The shifting landscape of social media is new and difficult terrain for business players to navigate. There’s so much grey area, with lots of risk and few precedents to follow. Indisputably, social media is making customers more powerful. And controversial action by regulators on major brands, including Smirnoff and Fosters, means this area is getting tougher – legally and financially.
Marketers are in a spin following the Advertising Standards Board (ASB) ruling that brands are responsible for user comments posted on their Facebook pages, and an Australian Competition and Consumer Commission (ACCC) warning that court action can result for larger organisations if inappropriate material is not removed quickly. What do the rulings mean for the future? To what extent can companies control what customers and advertisers say on their Facebook pages or on other social media?
The ASB determination “may be a little bit of a knee-jerk reaction”, according to Iain McDonald, chairman of the Communications Council’s Digital Committee. “I don’t necessarily agree with [it],” he says, adding that companies should self-regulate – instead of having to follow rules.
“The idea that a person’s post on a Facebook page can represent an advertisement when it’s in the context of a brand page does not really make any sense to me. I think it may be making too much of an assumption that consumers think that other consumers’ comments are always true, which is not the case,” says McDonald.
With the number of social media users growing worldwide – Twitter now has 500 million registered users and Facebook one billion – there’s an urgent need for companies to take social media management more seriously, says Sydney-based social media expert James Griffin.
“I think what’s happened is that the conversation about social media has left the marketing department and made its way up into senior management,” Griffin says. “I also think the outrage that some organisations have shown in asking how they are going to manage and properly resource these new requirements to moderate and read all the comments suggests that they have not been doing that in the first place.”
Griffin notes that because social media accelerated so quickly, the law and other regulatory authorities have been slow to provide guidance. “They have certainly caught up now,” he adds.
Business may need to spend more on monitoring and updating social media channels, suggests Griffin. But the cost can be prohibitive, particularly for corporates. Telstra employs 60 staff on its social media team and the Commonwealth Bank of Australia had more than 100,000 Facebook likes early in 2012.

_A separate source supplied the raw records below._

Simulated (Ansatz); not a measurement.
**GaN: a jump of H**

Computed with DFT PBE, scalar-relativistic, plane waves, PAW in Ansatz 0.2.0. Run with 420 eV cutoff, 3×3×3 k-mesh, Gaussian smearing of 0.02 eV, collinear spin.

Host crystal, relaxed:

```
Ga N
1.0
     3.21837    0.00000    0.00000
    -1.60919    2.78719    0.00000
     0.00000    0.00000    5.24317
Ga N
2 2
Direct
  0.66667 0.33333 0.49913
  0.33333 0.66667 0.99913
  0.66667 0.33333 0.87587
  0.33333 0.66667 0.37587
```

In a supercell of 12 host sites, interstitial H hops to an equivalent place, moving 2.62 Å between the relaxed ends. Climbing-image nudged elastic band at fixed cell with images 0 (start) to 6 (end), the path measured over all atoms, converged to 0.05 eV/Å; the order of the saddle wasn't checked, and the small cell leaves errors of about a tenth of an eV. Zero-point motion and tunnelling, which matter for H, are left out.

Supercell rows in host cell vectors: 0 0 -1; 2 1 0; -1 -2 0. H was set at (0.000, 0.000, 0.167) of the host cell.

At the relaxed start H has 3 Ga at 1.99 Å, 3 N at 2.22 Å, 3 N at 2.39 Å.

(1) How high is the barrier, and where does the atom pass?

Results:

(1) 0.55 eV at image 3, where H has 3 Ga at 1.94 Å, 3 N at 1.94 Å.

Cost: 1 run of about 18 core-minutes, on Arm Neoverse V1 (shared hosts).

Management of social media campaigns can be complex and may need to be outsourced, says Griffin. “What we are starting to suggest to organisations is that they consider a social media audit as part of their internal audit process. Part of that is formulating a social media crisis plan for when things go wrong.”
Such an audit costs between A$15,000 and A$30,000 at Griffin’s social media monitoring company, SR7, and takes a holistic look at the use of social media by the whole organisation. Monthly management fees cost from A$2,000 upwards. “An audit is actually very smart and some of the leading companies we are working with have adopted that approach, which has put them in good stead,” Griffin says.
Controlling commentary
The ASB ruled in August that social media is an advertising platform under the Advertising Code of Ethics and that the Facebook site of a company is “a marketing communication tool over which the advertiser has a reasonable degree of control”. The ruling was in response to complaints about comments on Diageo’s Smirnoff Vodka page and Fosters’ VB page. The board found the Smirnoff complaints were not justified, but that the VB page comments breached the alcohol industry code by encouraging excessive drinking and insulting gay people and women.